The Japanese government is considering revisions to its draft "Basic Guidelines for Economic and Fiscal Management and Reform" after long-term interest rates surged this week [1, 2].

This shift comes as the government struggles to balance economic growth strategies with sudden market volatility. The rise in yields threatens to increase borrowing costs for the state and could signal a shift in the relationship between the government and the Bank of Japan.

Ten-year government bond yields rose to between 2.8% [2] and 2.9% [1] on July 9, marking the highest levels seen since September 1996 [1]. This surge represents a roughly 30-year high for long-term rates [1, 3].

Analysts said the spike was driven by a combination of inflation fears linked to deteriorating conditions in the Middle East, and market perceptions that the government's draft policy guidelines were intended to discourage the Bank of Japan from raising rates [1, 3].

Finance Minister Katayama emphasized the need to maintain stability during a press conference on July 10. "We must not let the market's trust be disrupted," Katayama said [1]. He said, "We intend to obtain trust by ensuring the sustainability of these finances and actually realizing that sustainability, thereby confirming and securing the market's trust" [1].

Despite the potential revision of the policy guidelines, the government maintains that it will not interfere with the central bank's autonomy. Minister for Growth Strategy Jonai clarified the government's position regarding monetary timing. "We will not indicate the direction of the timing or width of interest rate hikes or cuts to the Bank of Japan in advance," Jonai said [1].

The government is now reviewing the draft guidelines to ensure they do not inadvertently send conflicting signals to investors or the central bank, which could further destabilize the bond market [1].

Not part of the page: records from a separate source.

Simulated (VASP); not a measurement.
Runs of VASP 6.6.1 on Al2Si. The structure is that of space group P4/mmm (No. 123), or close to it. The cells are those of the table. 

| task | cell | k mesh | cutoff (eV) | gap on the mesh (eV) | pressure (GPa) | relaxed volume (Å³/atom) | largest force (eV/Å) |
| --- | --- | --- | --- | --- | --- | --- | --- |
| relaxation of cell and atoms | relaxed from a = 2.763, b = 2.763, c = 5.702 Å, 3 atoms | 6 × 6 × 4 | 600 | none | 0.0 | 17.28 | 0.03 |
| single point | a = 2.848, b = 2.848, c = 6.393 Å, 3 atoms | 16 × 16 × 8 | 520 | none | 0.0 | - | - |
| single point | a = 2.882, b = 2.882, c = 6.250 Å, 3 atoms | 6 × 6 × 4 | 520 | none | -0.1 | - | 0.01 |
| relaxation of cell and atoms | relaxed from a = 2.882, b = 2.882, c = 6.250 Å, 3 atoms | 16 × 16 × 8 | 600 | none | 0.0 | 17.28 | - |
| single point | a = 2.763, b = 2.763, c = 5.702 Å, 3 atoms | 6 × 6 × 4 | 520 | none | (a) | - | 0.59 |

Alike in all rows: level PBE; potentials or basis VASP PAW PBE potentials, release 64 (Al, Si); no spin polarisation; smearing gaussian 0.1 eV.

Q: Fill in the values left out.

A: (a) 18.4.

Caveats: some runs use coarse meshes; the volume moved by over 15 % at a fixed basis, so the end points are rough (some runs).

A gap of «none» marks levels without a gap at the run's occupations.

"We must not let the market's trust be disrupted."

The sudden climb in JGB yields forces the Japanese government to reconcile its desire for low borrowing costs with the reality of global inflationary pressures. By revising the 'Basic Guidelines,' the administration aims to prevent market speculation that it is attempting to manipulate the Bank of Japan's independence, which could otherwise lead to further volatility in the bond market.